Scheme 1 Step-growth polymerizationvia mono-additions of protected monomer.

Scheme 2 Sequence controlled polymerization utilizing allyl alcohol as the monomer precursor.

In the following part, we report our proof-of-concept study to complete a full synthesis cycle (Scheme 3). Poly (methylacrylate) (PMA) was used as a polymer synthesis support, which was prepared through a typical ATRP procedure (details of all the experiments and characterizations are in ESI†). In the first step, The bromide-terminated PMA was reacted with an excess of allyl alcohol, using Cu(0)/CuBr₂/Me₆TREN (tris[2-(dimethylamino)ethyl]amine) as catalyst and MeOH as solvent. The ESI-MS results (Fig. 1) showed the major product (2) of this step was the expected mono-adduct of allyl alcohol and with bromide at the new chain end. The minor peak series in the ESI-MS spectrum corresponded to PMA with the bromide atom replaced by a hydrogen atom at the chain end, likely due to the known chain transfer side reaction of ATRA/ATRP after long reaction time.^13–15 To quantify the yield of the targeted structure, we followed the approach of Matyjaszewski and co-workers,^10,11 and modified the product mixture with trichloroacetyl isocyanate before ¹H NMR analysis, and then used the NMR peaks (Fig. 1) at 4.5 ppm (d), 4.1 ppm (e) and 1.1 ppm (a) to determine that the synthesis efficiency of target structure was more than 80%.

Scheme 3 Proof-of-concept study of sequence controlled polymerization using PMA support.

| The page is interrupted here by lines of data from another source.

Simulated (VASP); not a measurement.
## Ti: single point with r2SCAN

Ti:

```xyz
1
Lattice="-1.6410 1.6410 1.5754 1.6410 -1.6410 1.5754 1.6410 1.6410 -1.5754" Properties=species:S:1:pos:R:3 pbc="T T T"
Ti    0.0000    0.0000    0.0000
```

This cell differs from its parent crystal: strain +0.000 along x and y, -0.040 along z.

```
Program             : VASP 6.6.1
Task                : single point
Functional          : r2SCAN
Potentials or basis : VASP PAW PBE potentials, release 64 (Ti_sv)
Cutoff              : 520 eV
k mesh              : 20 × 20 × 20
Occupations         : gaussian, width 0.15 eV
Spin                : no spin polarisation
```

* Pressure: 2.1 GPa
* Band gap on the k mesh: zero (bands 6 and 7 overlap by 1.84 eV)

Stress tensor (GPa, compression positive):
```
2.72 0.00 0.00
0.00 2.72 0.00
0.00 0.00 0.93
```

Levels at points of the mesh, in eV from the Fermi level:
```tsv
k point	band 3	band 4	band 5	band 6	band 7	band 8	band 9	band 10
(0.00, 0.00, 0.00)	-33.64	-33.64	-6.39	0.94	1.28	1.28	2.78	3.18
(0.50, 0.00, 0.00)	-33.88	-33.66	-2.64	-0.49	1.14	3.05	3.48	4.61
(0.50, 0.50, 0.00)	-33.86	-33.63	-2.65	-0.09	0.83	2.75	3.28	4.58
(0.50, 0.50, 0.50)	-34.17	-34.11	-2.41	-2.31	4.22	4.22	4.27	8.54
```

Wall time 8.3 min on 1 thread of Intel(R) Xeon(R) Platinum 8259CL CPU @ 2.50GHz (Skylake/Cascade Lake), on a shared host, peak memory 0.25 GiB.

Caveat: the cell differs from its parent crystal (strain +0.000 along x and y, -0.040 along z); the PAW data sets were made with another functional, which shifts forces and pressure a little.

Fig. 1 ¹H NMR and ESI-MS spectrum of product 2. ¹H NMR analysis was carried out with addition of trichloroacetyl isocyanate to confirm the hydroxyl group, and the amount of hydroxyl functionality can be calculated from the integration ratio of peaks d and a, while the amount of Br functionality can be calculated from peaks e and a; Peak series with (*) in ESI-MS spectrum represents mono-adducts with Br end group and those with (●) represents PMA without Br end. The m/z values of ESI-MS peaks are consistent with the calculated values (difference less than 0.2 Da) and the isotope distribution patterns were confirmed.

In the second step, the hydroxymethyl group at the chain end was oxidized to a carboxylic acid group, through a typical Anelli oxidation procedure, in which TEMPO was used as oxidant and NaOCl/KBr as secondary oxidant.¹⁶ To ensure the alcohol was oxidized to carboxylic acid instead of stopping at the aldehyde stage, acetonitrile–water mixture was used as solvent and excess NaOCl was used. The ¹H NMR and ESI-MS results indicated that the oxidation was very effective, and the hydroxyl group was completely oxidized to carboxylic acid without affecting the bromide atom (Fig. 2).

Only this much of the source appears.